Well, it does also prevent the data loss from happening ;) This data
loss is not a hypothetical problem; we had bug reports from users
affected by it.
> Why not simply letting the developer decide when to enable or disable
> it with a constructor boolean parameter?
>
> My company sells multimedia web applications normally handling over
> 10000 files over various models.
> I am sorry to say that but to me the idea of running a cron job to
> remove orphaned files does not seam to be practical. Shall I make a
> query for each file?
I don't see why that would be necessary. One query for each model
containing one or more FileFields is enough to build a list of the files
that ought to exist, and any file not in that list can presumably be
removed.
> The roll back data loss problem could have been solved by copying the
> file into a temporary file and by restoring it if necessary.
Emulating the transactional behavior of a relational database is not
that trivial. We considered this approach carefully and decided that if
we tried to go down that road, we'd be continually finding and fixing
edge-case bugs in it, and any bug in it would be likely to be a
data-loss bug. Deleting files when we can't be sure it's the right thing
to do is a very dangerous business to be in.

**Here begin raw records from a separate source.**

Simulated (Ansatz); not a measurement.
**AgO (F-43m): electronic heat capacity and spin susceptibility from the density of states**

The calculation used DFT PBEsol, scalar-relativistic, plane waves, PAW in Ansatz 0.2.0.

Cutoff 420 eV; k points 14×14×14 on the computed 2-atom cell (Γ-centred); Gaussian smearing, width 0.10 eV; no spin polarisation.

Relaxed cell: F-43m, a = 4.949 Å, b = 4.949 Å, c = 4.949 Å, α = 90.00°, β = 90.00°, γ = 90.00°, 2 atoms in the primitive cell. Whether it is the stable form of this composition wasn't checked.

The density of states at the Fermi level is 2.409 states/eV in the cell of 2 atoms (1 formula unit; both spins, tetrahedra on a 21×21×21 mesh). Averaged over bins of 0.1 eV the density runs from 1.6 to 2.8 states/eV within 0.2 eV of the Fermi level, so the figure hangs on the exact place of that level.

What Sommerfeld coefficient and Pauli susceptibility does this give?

> Am I the only one who would like to see the previous behaviour
> restored? Can we at least re-enable this feature from the file-field
> constructor?
If you want the previous behavior, it's not at all difficult to restore
it with a post-save signal handler. You can make your own trivial
subclass of FileField that attaches this post-save handler in the
contribute_to_class method: that's precisely what FileField used to do.
Carl
I'm sorry this caused an problem for you. Hopefully it's not *too* big
a deal: a FileField subclass along the lines Carl suggested should be
able to provide the same behavior has you've seen before at minimal
effort. I'd do something like: https://gist.github.com/889692.
But just for the record, we're pretty much always going to make calls
like this. Data loss is one of the few places I'm happy to break
backwards compatibility. When it comes down to unexpected data
retention versus unexpected data loss we're always going to try to err
on the site of retention. Too much data's easy to deal with: delete
some stuff. But lost data means a trip to the backups if you're lucky,
and a really bad day (or week, or month, ...) if you're not.
Jacob
This is correct -- but this is only a problem if you were affected by
the previous issue. That's not necessarily the case. This is a
situation where Django has to work for *every* case, but it's entirely
possible that one specific site may not be affected. We have to err on
the side of caution because we support everyone's usage, not just one
particular use pattern.
> Having a maintenance job deleting file not listed will require a
> serious maintenance.
> Suppose a developer adding a file field and forgetting to update the
> maintenance script will cause all the file of that field to be
> deleted.
> Files which for a bad design are in the same folder as the file
> pointed by the file field will be removed.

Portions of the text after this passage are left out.